Marketing often feels like an outsider in the C-suite of most organizations. Less than 5% of the CMOs and marketing leaders interviewed last year for the book said that their role enjoyed “status” among leadership or felt like they were part of the inner circle. The vast majority indicated that they were constantly having to prove their worth or value.
One of the big reasons for this is that marketers tend to have an optimistic outlook that clashes with the disposition of the leadership. This isn’t the sole reason marketers feel out of place on their leadership teams (other examples cited by CEOs were not understanding marketing, use of marketing jargon, and lack of alignment to business goals). But marketing’s sunny disposition is causing some discord with their colleagues.
Marketers Are Optimists
We make our career choices and stay in a career because of philosophy and outlook. While people may try marketing and move on, those who stay and thrive in the profession are optimists. The discipline of marketing requires those acolytes to think of a bright future where their programs lead customers joyously to the product. The role requires an outlook toward a better future. Every activity is meant to be a catalyst for the customer. This doesn’t mean that marketers are naive or lacking in business acumen, but they lean toward best-case scenarios. There aren’t too many gloomy, Eeyore-like pessimists in the marketing ranks. Marketers are great at parties but insufferable on long road trips.
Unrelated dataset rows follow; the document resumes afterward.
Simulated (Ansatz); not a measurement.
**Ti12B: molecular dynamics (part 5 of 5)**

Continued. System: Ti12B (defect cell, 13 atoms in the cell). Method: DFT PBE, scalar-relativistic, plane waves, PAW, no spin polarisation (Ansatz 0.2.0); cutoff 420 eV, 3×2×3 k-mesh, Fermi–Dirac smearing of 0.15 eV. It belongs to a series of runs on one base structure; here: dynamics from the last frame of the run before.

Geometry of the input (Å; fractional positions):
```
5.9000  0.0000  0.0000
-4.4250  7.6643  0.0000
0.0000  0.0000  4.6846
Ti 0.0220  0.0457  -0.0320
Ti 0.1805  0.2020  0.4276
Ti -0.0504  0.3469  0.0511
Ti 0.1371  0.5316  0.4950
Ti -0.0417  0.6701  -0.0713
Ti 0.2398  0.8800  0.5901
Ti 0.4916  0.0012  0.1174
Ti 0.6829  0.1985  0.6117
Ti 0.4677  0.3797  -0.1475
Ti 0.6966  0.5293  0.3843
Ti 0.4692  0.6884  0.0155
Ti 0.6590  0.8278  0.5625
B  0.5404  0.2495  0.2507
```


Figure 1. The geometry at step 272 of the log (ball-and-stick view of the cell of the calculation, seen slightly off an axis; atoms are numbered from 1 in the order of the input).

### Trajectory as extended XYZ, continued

Optimism Is a Luxury in the C-Suite
The rest of the leadership typically has a pessimistic attitude. They can’t afford to focus on the absolute best-case scenario. These leaders can be charismatic and upbeat, and they can inspire greatness, but they are all planning for worst-case scenarios. CEOs, CFOs, and CIOs are exceptionally focused on what-if scenarios where things go horribly wrong. Their organizations are counting on them for direction, money, and security. The pressure of those expectations alone leads them toward worst-case planning.
If we go back to the idea that your outlook decides your role, these leaders tend to be risk analyzers. They assess risk and look to minimize risk at every turn. It is challenging to be optimistic by nature and to look at risk mitigation at the same time.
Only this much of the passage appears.